A flurry of mega deal announcements late in the year didn’t help programming stocks that much in 2017, as the sector rose just 4.1% for the year, while distribution stocks, despite continued pressure from over-the-top competition, managed another year of double-digit percentage growth.
Despite an acceleration in pay TV subscriber losses in the third quarter – about 827,000, compared with 559,000 in the prior year – distribution stocks rose 12% for the year, fueled by strong growth at Charter Communications. Charter, the target of intense takeover speculation earlier in the year – none of those deals have come to fruition – rose 17% for the year, closing at $335.96 per share on Dec. 29.
That, coupled with steady growth at Comcast (16%), Liberty Global (17.2%) and Cable One (13%), offset declines at the two newest stocks in the sector. Altice USA, the domestic cable arm of European telecom giant Altice N.V., went public in May and fell about 35% by the end of the year, mainly dragged down by leverage concerns at the parent company. Overbuilder Wide Open West tapped the public markets in June, but dipped about 36% for the year, closing at $10.57 each on Dec. 29, as competitive concerns weighed on the stock.

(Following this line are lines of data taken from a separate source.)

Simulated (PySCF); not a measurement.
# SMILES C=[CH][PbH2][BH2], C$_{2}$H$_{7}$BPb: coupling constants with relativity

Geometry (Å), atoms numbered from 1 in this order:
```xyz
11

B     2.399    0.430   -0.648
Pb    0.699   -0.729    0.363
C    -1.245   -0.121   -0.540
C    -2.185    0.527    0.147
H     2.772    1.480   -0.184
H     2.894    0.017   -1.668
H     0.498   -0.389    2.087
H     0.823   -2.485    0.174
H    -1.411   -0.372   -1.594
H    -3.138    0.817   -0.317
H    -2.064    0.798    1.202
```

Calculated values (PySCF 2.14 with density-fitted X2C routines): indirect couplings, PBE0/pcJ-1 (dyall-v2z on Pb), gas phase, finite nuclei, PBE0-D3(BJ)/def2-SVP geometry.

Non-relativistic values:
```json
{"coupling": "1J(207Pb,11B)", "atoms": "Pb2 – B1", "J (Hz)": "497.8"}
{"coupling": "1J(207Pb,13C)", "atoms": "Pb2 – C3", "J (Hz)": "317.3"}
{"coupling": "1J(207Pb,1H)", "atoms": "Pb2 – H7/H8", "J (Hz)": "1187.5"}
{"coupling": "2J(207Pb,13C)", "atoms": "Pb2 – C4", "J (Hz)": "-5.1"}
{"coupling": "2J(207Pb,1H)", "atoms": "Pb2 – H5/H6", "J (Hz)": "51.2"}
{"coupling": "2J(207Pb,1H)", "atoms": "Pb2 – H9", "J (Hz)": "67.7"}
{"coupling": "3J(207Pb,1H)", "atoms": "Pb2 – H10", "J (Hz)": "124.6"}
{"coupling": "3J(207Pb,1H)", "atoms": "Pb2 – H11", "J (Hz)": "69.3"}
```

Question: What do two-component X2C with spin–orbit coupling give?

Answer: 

Still, cable distributors gave back a big chunk of their gains earlier in the year when Comcast and Charter both reported subscriber losses in the third quarter. Comcast had warned investors that it would lose between 100,000 and 150,000 customers in Q3 due to Hurricane Harvey, as well as “competitive issues.” It ended up losing 125,000 video customers in the period, and broadband growth was slower than expected. Charter lost about 104,000 video customers in Q3 – more than twice its losses in the prior year.
Those losses affected the stocks – Comcast fell 7% in September after Comcast Cable EVP of XFinity Services Matt Strauss mentioned a shortfall was coming, and never quite recovered. If the year had ended on Sept. 6, Comcast would have finished up 19.2%. The same would have been true for Charter – its shares fell 8.3% on Oct. 26 when it announced Q3 results. The day before, Charter was on a pace to finish the year up 20%.
Distributor stocks rose nearly 40% in 2016, mainly on deal activity and speculation that more consolidation was to come. While 2017 wasn't the deal free-for-all that some may have expected, Pivotal Research Group CEO and senior media & communications analyst Jeff Wlodarczak said changing investor attitudes and tax reform are driving shares.
“Investors are transitioning to more of a higher data monetization, wireless market share, still solid overall financial growth and increasingly large capital return strategies,” Wlodarczak said. “At the end of the day I think we are in the seventh inning of the transition for cable.”
Neither sector matched the growth of the so-called FANG stocks – Facebook, Amazon, Netflix and Google – which rose a combined 46.8% for the year. Amazon, which plans to spend about $6 billion on programming in the coming year, rose the most, rising 56% for the year from $749.87 to $1,169.47 each. Netflix was a close second, rising 55.1% from $123.80 to $191.96 each, while Facebook gained 53.4% from $115.05 to $176.46 per share. Google gained the least but still beat cable’s best, rising 35.5% from $771.82 each to $1,046.20 per share by year’s end.
The Walt Disney Co.’s Dec. 14 announcement of its plan to purchase core assets from 21st Century Fox was the cap for what had been a strong deal year in the programming sector. In July, Discovery Communications announced its long-awaited purchase of Scripps Networks Interactive in a transaction valued at about $14.6 billion.
But those deals were just barely enough to push the sector into the black for the year. Overall, programming stocks were up 4.1%, perhaps weighed down by uncertainties surrounding the other mega-deal in the sector, AT&T’s $108.7 billion purchase of Time Warner Inc.
AT&T had expected to close the Time Warner deal by the end of the year, and for most of 2017 looked to be on track to meet that goal. But as the year wore on, rumblings that the Department of Justice would look unfavorably on the deal began to grow, culminating in a DOJ lawsuit in November to block the deal on anti-trust terms. AT&T has vowed to fight the suit, and is scheduled to have its day in court in March.
Whatever the outcome, the roller-coaster approval process has played havoc with the stocks. AT&T shares were down 8.6% for the year, closing on Dec. 29 at $38.88 each. Time Warner’s decline was softer, dropping 5.2% to close at $91.47 on Dec. 29.